After my first attempt in April, I am now going to do some more painted Ikea mirrors, and also some small Ikea frames which I’ve got from Ebay. We have got a harvest/flower show coming up at our church, and various people will be exhibiting and selling their work, and each artist has been asked to donate one piece to be auctioned to raise funds. I thought this was something I could do, and if they do not sell, I’ve got some ready-made Christmas presents! I originally bought the mirrors for Christmas presents anyway. I’ve got some more coming from Ebay, so I will have plenty in hand if these ones do sell.

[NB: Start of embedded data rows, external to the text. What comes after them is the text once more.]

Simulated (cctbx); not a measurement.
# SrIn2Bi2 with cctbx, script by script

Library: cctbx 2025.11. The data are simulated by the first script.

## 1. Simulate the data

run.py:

I am intending to frame some of my small ATC-sized flower paintings that I did recently, in the small wooden Ikea frames, and I am going to paint those frames to co-ordinate with each flower painting. I’ve got 6 of these, and if they are successful, I shall look out for further packs of these frames on Ebay. It’s brilliant that so many people are selling Ikea stuff on Ebay, because we don’t have an Ikea anywhere near us, and it does mean we have access to the stuff!
These first three mirrors have been painted on the front and the back with white primer/undercoat.
They will be painted with black gesso and then grunged up and painted with my new rust effect, and some nice steampunk embellishments added.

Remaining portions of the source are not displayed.